Friday, October 03, 2008

The Little Lines

We watched the debate on CNN last night because I am fascinated by their viewer response graph.

I was skeptical of the idea during the first presidential debate but it turned out that the viewer responses were a dead-on indicator of where the polls went immediately in the days after. While the punditry wanted to call it for McCain, the graph didn't agree, and neither (as it turned out) did the rest of the public.

Last night I watched the graph very carefully and it looked to me like Palin fell flat quite often. She seemed to excel on the bread and butter issues, as did Biden... obviously that's very much on everyone's mind. As is the greed of Wall Street. As is energy, which is fortunate or unfortunate for Palin because "drill-baby-drill" barely registered a blip while talk of pioneering alternative energy went through the roof. Most of the time Palin opened her mouth on foreign policy the little lines returned to the middle. It seems folks are either tired of the old neo-con approaches or else they're wholly not buying that Palin knows what she's talking about.

After I got done with my post last night I tuned in to get the post-debate spin and was floored to find Fox News euphoric with her "win". Win? Whoa. Pat Buchanan on MSNBC was practically orgasmic, as was Roger Simon. I read this as perhaps relief that she didn't pull a Couric but c'mon... the secret was that she could recite her little cue cards without any follow up questions. She's still the same candidate she was last week. Gwen Ifill, for all of her supposedly being "in the tank" for Obama, certainly didn't bother to hold either candidate's feets to the fire. It was precisely what I thought it would be except Biden performed much better than I'd anticipated.

I do not understand what people think is so amazing about her. The convention speech that shot her to superstardom (which she then recited verbatim during the three weeks following) was akin to her just standing up and reading a script. A script designed to be sarcastic and partisan and rally the base, which it did. Not a bad introduction, but where's the rest? It's ridiculous. And now she's announced she's going to bypass the mainstream media by going "directly to the people" via speeches? All that means is more scripted speeches and no follow up questions. I hope people realize that.

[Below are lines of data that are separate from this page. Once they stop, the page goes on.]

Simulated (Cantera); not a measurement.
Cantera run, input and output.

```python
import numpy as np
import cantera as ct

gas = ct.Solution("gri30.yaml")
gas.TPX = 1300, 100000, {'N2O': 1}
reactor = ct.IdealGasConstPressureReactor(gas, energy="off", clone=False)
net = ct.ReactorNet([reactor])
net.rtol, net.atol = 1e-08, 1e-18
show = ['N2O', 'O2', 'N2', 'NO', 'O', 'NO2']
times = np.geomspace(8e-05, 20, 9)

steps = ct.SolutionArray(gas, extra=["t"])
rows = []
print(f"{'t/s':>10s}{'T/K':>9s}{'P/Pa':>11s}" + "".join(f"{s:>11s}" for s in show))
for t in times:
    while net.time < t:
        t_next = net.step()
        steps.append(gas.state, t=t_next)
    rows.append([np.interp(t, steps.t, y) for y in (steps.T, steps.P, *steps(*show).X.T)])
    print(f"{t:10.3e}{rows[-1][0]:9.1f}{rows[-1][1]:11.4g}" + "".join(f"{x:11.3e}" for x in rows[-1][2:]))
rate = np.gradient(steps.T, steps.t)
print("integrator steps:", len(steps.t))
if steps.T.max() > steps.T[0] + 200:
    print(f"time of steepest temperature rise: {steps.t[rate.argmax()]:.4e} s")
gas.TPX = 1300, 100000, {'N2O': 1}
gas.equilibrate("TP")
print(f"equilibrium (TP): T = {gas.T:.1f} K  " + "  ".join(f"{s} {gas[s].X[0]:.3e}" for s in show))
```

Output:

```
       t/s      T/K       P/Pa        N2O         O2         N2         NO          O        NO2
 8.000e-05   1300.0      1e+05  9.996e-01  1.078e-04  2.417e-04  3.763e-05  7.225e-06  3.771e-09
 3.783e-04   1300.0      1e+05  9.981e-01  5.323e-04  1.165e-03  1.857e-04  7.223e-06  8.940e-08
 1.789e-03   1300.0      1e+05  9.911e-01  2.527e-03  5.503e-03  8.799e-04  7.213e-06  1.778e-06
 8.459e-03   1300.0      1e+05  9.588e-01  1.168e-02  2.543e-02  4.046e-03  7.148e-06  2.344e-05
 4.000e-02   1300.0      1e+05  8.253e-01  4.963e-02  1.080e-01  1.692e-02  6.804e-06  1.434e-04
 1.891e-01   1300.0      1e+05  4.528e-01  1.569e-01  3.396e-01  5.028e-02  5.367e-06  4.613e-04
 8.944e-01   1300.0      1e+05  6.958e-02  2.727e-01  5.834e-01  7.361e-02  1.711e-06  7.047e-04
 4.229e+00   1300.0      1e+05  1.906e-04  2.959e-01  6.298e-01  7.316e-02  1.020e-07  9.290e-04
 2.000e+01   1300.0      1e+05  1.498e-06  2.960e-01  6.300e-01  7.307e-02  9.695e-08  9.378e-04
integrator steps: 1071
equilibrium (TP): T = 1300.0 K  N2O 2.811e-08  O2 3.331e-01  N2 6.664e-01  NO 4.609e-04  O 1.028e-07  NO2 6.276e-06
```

The instant CBS and CNN polls seem to agree with the little graph lines... Biden won handily among undecideds. I think that's because Palin was pretty clearly reciting rehearsed answers, limiting her ability to engage effectively with rebuttals. She was also extremely condescending with her little folksy-isms. I'm not from a "big city" and I don't know anyone -- not even from the small mid-state cities I'm familiar with -- who would speak like that. It was such an obvious, cynical ploy that I found it very off-putting.

I am relieved beyond belief that "the middle" seems to have learned the lesson I was praying they'd learn from Bush, that the guy you most want to have a beer with is not necessarily going to make the best leader. They're not falling so easily for Ms Congeniality this time. I've held a very negative opinion of the shallowness of American voters after 2004 but it seems they've finally internalized the lessons of the past eight years. Sure, the far right is ecstatic to have someone who is "just like them" (oh, yay!) but everyone else seems to be ok with someone who is just right for the times.